A trio of big-ticket projects has put Flushing Meadows Corona Park in the sights of community activists, parks advocates and Queens residents; its chewed up fields, persistent flooding and dilapidated state have become part of a broader discussion about the economic inequality between parks across the city.
In Flushing Meadows’ case, the shoddy conditions justified pushes by the city and developers to find alternate uses, including an expansion of the United States Tennis Association’s grounds, the creation of a mall alongside Citi Field and a Major League Soccer stadium.
The renewed focus on the park also left many wondering why FMCP was ever allowed to deteriorate in the first place. The City Council’s Committee on Parks and Recreation hopes to get answers next Friday, June 7, when it will hold an oversight hearing into the condition and needs of Flushing Meadows Corona Park.
The gathering will start at 1 p.m. at the 16th floor committee room at 250 Broadway, allowing for public testimony while also giving the seven-member committee a chance to question Parks Commissioner Veronica White.
It will be a rare turn for Flushing Meadows, a park that otherwise does not seem to garner much attention at the municipal level. It has 18 full-time staff members to maintain and repair what was 1,250 acres of parkland that mysteriously shrunk to just under 900 acres, according to the Parks Department's web site.

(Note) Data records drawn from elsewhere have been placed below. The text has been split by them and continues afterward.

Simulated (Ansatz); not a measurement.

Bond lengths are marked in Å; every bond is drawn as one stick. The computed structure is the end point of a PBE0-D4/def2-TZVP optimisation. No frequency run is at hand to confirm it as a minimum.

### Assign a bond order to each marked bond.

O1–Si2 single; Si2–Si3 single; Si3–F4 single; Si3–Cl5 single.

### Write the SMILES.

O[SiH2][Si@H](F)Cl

The Parks Department has not responded to months and months of inquiries by the Queens Chronicle, seeking an explanation for the shrinking acreage listed on the city's own FMCP-dedicated web page.
The Council’s parks committee includes four members of the borough’s delegation, with Councilwoman Julissa Ferreras (D-East Elmhurst) pressing for the hearing at the behest of the Fairness Coalition of Queens, a group that has been fighting the three recent projects proposed for the park.
“It is my goal that the park’s budgetary, safety and maintenance issues will be addressed,” the lawmaker said in a statement. “Many New Yorkers who do not live in Queens are unaware of the issues this park has faced, and it is time we all start thinking and talking about it.”
The hearing was sparked, in part, by some of the very same complaints used by the city to justify projects that would have eaten away at parkland. For example, the sorry state of the Pool of Industry was a selling point for MLS when it pushed the creation of a 25,000-seat soccer stadium atop the Fountain of the Planets. That project now appears to be dead, but MLS did bring up a good point.
“Why is the Fountain of the Planets one of the dirtiest parts of the park?” asked the Fairness Coalition’s Will Sweeney, who said FMCP has been “mismanaged, understaffed and ignored for too long.”
The state of the fountain is just one part of Sweeney’s longer list of ills, which includes: cars parked on the grass during the U.S. Open; a strategy for the persistent flooding in the park; the seemingly abandoned strategic plan for FMCP and accountability for the alleged corruption perpetrated by the now-deceased Estelle Cooper, who was charged with stealing $50,000 originally meant for the park.
Sweeney hopes all these questions and more will be addressed by White when she sits before the committee. But there’s one that sticks in the craw of most park activists: money.
FMCP stands as one of the city’s most underfunded and understaffed parks. Unlike its marquee siblings in Manhattan and Brooklyn, it doesn’t benefit from wealthy donors funneling cash into a nonprofit organization aimed at maintaining the park.
Councilman and Parks Committee member Danny Dromm (D-Jackson Heights) is wondering if Flushing Meadows is really getting an equitable amount of funding, considering it’s home to the USTA and the Mets.
“How much do they give? How much do the Mets give back?” Dromm said, adding he’s skeptical the tenants contribute much at all. “Why are they getting away with a free pass?”
For Sweeney, bridging that income gap should be a priority for the city and committee.
“We have to make sure that the money that is generated in the park is directly invested back in the park,” he said. “We can no longer be a cash machine for Manhattan mayors to finance beautiful things in other parts of the city.”
Ferreras sounded as if she’d be the one to press the issue.
“There is no reason for FMCP to be treated any less than Central Park or Prospect Park, especially when it has such a rich history as the home of the 1939 and 1964 World’s Fairs,” she said.